Explicit evaluations. To assess explicit evaluations toward the five social group pairs, participants rated their feelings toward each group on standard thermometer scales. The scales ranged from 0 (very cold feelings) to 100 (very warm feelings) and were combined with a depiction of a thermometer colored in green or blue on one end (cold feelings) and red on the other end (warm feelings). Participants were shown each social group separately and asked to indicate how warmly or coolly they feel toward this social group. The social groups were “Black people”, “Latinos/Latinas”, “Asian people”, “White people”, “Celebrities”, “Regular people (non-celebrities)”, “Children”, and “Adults”. For better comparison to the predictions and IAT scores, the final explicit thermometer ratings were computed subtracting participants’ ratings for the target groups from their ratings for the respective comparison group. Positive scores thus indicate more positive explicit evaluations toward the social categories White, Regular, and Adult than toward Black, Latino, Asian, Celebrity, or Child 5.
Predictions. Participants were asked to predict how they would score on the five upcoming IATs. Before doing so, they read an introduction briefly explaining the concept of “implicit attitudes” and introducing the IAT as a method that was developed to measure them.6 These explanations described “implicit attitudes” as a construct psychologists were interested in that may be different from the attitudes participants had just indicated (in the thermometer ratings). It further encouraged participants to think of them as a person’s first spontaneous reactions towards different attitude targets which may be different from what a person would think or say when they had time to reflect on their attitudes towards the same targets. Across all studies, there were several versions of these instructions in English and German with minor variations. All instructions can be found in the materials file.
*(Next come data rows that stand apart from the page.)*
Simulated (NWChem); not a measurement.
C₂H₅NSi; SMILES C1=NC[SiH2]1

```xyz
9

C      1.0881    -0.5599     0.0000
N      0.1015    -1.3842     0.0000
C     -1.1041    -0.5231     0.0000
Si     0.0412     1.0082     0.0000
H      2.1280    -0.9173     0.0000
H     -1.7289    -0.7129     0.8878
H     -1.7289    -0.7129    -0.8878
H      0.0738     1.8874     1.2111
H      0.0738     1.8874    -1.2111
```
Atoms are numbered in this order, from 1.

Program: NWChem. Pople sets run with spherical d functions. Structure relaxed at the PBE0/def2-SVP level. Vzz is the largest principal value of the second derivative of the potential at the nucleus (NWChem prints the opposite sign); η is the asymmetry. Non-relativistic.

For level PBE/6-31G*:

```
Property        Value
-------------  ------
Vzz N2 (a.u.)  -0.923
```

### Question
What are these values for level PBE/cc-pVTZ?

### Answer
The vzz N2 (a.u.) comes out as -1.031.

After this, participants completed – depending on the study – one or two trial predictions toward dogs vs. cats and/or insects vs. flowers to get familiar with the prediction procedure. They went on to complete the critical predictions toward the five upcoming IAT social group pairs (Black/White, Latino/White, Asian/White, Celebrity/Regular, Child/Adult). The prediction slides were structured as follows: In the top part, all pictures that were used in the upcoming IATs were depicted. They were sorted such that all pictures of the target groups were depicted on one side, and all pictures of the comparison group on the other. There was a prompt in the center asking participants to indicate what they think their “implicit attitude” toward these social categories is. The bottom part showed the prediction scale (depending on the study, this was a 7-point-scale, an 11-point scale, or a slider) ranging from “a lot more positive toward [TARGET GROUP]” to “a lot more positive toward [COMPARISON GROUP]”. The direction of the scale was in line with the depiction of the pictures above, such that if the target groups were presented on the left-hand side positive reactions toward the target group were also indicated on the left end of the scale and vice versa. The exact wording used in all studies can be found in the materials file.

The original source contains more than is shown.